When I first heard about Morgan Spurlock's 2004 documentary "Super Size Me", I was pretty jaded, because common sense would dictate that if one eats fast food, they are going to have weight and health issues. Indeed, this is what happened to Spurlock, however the magnitude of the health deterioration was astounding.
Presented in a sometimes humorous format, "Super Size Me" is an experiment conducted by Spurlock in which he would only eat McDonald's food, three times a day, with the caveats that he would have to eat everything off the menu at least once, and that he would limit his exercise to the amount of exercise the "average" American gets per day. Therefore, if he is nearing his walking limit for the day (measured by a pedometer he wears) he would have to grab a cab or find another way to get from A to B without walking. Predictably, he gains a lot of weight, (though the rapidness of the weight gain is alarming at first, 10 pounds in one week) but it is his actual health tests that are the most frightening. By the end of the second week, his doctors, who originally approved his experiment (with some reservation, naturally) were practically begging him to stop. Other than the experiment itself, "Super Size Me" is peppered with facts about the fast food industry and various interviews with industry insiders.

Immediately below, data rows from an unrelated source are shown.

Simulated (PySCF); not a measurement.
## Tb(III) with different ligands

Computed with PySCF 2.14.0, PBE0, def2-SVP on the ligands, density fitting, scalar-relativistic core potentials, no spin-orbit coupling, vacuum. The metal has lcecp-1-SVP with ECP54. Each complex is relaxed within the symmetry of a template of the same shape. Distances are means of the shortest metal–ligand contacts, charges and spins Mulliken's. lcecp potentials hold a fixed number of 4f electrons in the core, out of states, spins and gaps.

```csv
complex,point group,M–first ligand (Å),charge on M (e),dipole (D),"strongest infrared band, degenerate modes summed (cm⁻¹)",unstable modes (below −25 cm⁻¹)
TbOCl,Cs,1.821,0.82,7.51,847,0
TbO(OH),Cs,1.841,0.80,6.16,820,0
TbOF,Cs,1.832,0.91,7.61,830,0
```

I definitely found the film enjoyable, and somewhat informative (though having read Eric Schlosser's Fast Food Nation, a lot of the information was old news) but there was something missing that is hard to grasp; perhaps the film needed a little more substance and cold hard facts instead of watching him constantly eat. However, it is my understanding that the supplemental materials on the DVD are extremely informative and even include an interview with Schlosser, so perhaps more insight could be found there. Spurlock is a great presenter, however, because he is just a regular guy who has a great amount of charm and good camera presence. He was entertaining and likable enough to really illicit concern when his health was so obviously starting to become effected. Ironically, his girlfriend (and now wife) is a vegan chef, so it was mildly humorous to watch her preparing a detox menu for him using the most apropos vegetables to clean out his system.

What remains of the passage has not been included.